Wednesday, March 2nd, 2011 Leave a comment
Where will all the money come from to rebuild Christchurch? The immediate answer from people is obviously going to be “insurance”. Not a bad answer really, even if we don’t worry about all the people who don’t bother with insurance. The Government, the EQC, and the insurance companies have asked people to delay making their claims until the aftermath has settled a bit, so that there can actually be a proper assessment of the losses, and so that the current focus can be on rescue and retrieval. There is an additional reason that they don’t want to raise with the public yet, WHAT WILL INSURANCE ACTUALLY COVER?

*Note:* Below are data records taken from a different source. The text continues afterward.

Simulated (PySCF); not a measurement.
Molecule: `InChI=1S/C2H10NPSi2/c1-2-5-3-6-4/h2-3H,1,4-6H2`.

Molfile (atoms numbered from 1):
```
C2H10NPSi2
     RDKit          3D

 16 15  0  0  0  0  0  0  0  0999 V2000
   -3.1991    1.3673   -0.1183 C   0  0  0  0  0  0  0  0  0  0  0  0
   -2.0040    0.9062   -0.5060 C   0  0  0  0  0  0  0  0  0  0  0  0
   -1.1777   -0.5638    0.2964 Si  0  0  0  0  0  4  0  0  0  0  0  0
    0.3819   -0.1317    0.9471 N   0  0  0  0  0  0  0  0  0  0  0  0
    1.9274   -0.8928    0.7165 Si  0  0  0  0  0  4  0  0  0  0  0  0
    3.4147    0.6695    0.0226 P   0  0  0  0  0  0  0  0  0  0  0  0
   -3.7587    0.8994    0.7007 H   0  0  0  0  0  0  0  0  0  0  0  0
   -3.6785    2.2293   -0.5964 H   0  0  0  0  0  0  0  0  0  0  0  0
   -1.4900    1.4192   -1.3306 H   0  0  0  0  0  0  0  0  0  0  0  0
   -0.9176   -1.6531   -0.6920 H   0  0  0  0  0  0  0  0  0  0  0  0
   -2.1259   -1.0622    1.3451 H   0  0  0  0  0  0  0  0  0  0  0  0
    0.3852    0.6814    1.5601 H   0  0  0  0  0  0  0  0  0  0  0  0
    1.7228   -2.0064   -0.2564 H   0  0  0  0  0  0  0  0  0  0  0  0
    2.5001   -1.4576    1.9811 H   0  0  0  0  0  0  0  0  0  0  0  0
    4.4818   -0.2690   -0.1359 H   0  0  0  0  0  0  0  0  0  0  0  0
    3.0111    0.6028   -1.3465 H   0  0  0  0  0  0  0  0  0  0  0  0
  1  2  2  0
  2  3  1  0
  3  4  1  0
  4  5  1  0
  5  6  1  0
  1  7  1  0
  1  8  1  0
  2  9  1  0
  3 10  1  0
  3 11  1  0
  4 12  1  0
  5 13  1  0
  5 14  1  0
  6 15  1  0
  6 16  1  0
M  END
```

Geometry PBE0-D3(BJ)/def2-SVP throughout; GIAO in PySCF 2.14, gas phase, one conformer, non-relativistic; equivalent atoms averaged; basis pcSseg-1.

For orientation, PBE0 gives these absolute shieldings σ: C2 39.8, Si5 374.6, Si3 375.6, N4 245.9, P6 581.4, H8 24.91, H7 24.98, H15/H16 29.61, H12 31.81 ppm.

Back when the original Christchurch earthquake happened in September a lot of people had no insurance, and when they suddenly realised it could be a great idea they discovered that some insurance companies were no longer offering cover in the Canterbury region (I will not name any entities here, so I don’t get in trouble!!), while others were offering cover but excluding earthquake loss or damage. This exclusion was for a defined period from the date of cover in some cases (normally 3 months), or for a period (again normally 3 months) from the most recent aftershock of a certain magnitude. On top of this, before cover could be offered, there was a requirement for geotechnical reports, engineers’ reports, and other assessments as the circumstances warranted. These all took time, and that was if you started the following day.
Other people took a few weeks to get onto this, and still others have bought houses since then. Now, working backwards from February 22nd, 3 months prior is November 22nd, a mere 7 weeks post-September earthquake. If you did not have your insurance contract up and running prior to this date (assuming my 3 months is accurate), then you may well NOT be covered by your insurance policy. Complicating this further is the fact that some experts are now starting to say that the Feb 22 earthquake may have just been an aftershock (albeit a big one) of the September earthquake. This in turn complicates insurance (and EQC) payout limits as they are per event, in which case it could be deemed that there is both no 2nd payout, and also that insurances taken after the September event do not cover an already occuring event.
This is what all those in the know are concerned about, the desire for delay in the lodging of claims is valid for the reasons given, but is also due to the very real desire to not give the public unwelcome news at this time. The delay in announcing just what sort of assistance package will be available, and what it will cost, is simply because the government has absolutely no idea. They also know that the insurance industry may legally not be liable for much of the losses this time – oh, and it’s an election year.
This all said, I do not envy the government, the EQC, or the insurance industry; but, I am glad that the Prime Minister we do have is from the finance world and understands these things. In times like these, we need a leader who is not only calm and collected (PM John Key, and Mayor Bob Parker), but who is also able to have the vision to see the numbers involved and where they will need to come from. As New Zealand looks to progress forward from this horrific and painful event, there will be many sacrifices on the part of every member of this nation in order to rebuild.
[UPDATE: NZ Herald reports that insurers are no longer offering new insurance in the Canterbury region.]